The Left blew up over the nomination of Betsy DeVos for Secretary of Education because she is opposes the near monopoly that “progressives” have over K–12. But DeVos has no experience with or much background in higher education and that’s why it would be great to have someone as undersecretary who has such background and takes a contrarian view when it comes to federal higher-education policy. The proper role for the federal government in higher education is none at all, but if we can’t get there, let’s at least minimize the damage it does. One scholar who perfectly fits that bill is Professor Richard Vedder. In this Martin Center article, Jane Shaw makes the case for him.

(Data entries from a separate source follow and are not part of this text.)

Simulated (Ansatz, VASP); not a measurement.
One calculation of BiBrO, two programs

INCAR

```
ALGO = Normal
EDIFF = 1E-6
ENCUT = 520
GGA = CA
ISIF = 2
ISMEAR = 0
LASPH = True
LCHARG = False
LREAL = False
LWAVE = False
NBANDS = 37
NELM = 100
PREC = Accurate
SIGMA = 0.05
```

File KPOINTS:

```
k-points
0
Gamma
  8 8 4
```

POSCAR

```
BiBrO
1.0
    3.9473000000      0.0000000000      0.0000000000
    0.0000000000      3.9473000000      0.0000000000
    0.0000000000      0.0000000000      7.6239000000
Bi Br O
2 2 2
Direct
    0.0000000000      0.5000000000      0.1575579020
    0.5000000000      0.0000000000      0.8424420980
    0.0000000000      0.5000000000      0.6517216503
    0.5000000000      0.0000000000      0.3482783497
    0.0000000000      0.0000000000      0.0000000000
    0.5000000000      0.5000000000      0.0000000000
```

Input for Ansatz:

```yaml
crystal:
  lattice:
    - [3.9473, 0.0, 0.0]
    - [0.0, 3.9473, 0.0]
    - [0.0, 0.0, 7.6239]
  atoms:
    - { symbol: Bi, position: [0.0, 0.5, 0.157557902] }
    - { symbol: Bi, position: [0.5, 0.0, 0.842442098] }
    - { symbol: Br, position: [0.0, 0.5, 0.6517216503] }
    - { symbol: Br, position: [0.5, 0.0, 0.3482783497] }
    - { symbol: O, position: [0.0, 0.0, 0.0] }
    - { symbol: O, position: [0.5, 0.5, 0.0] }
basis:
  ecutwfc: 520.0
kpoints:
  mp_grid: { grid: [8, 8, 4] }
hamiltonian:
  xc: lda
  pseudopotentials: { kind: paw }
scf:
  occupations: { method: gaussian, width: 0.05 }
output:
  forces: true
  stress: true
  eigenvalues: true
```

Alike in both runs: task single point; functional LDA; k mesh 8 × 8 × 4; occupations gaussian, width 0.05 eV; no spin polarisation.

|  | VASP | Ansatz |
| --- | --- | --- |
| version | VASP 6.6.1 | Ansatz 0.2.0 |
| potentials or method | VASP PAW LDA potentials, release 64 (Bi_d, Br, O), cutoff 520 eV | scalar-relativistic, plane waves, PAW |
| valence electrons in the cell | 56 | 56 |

Vedder has done a lot of work on the economics of higher education and sees that government intervention here has the same sort of malign effects as it does everywhere else. It has made higher education higher in cost and lower in value. His 2004 book Going Broke by Degree was a trailblazer in the field of higher-education criticism. Vedder also served on the Spellings Commission, acting as the only true free-market advocate. And his small think tank, the Center for College Affordability and Productivity, has turned out numerous useful studies and papers that challenge the conventional wisdom about college education in America.
Betsy DeVos will need a steady hand on higher-education issues and there is simply no one better equipped for that role than Richard Vedder.
In Thursday’s Wall Street Journal, Vedder had a sharp op-ed piece on the way to lower the high cost of college by changing our absurd system of student aid. I hope DeVos read it and thought, “Maybe he ought to work for me.”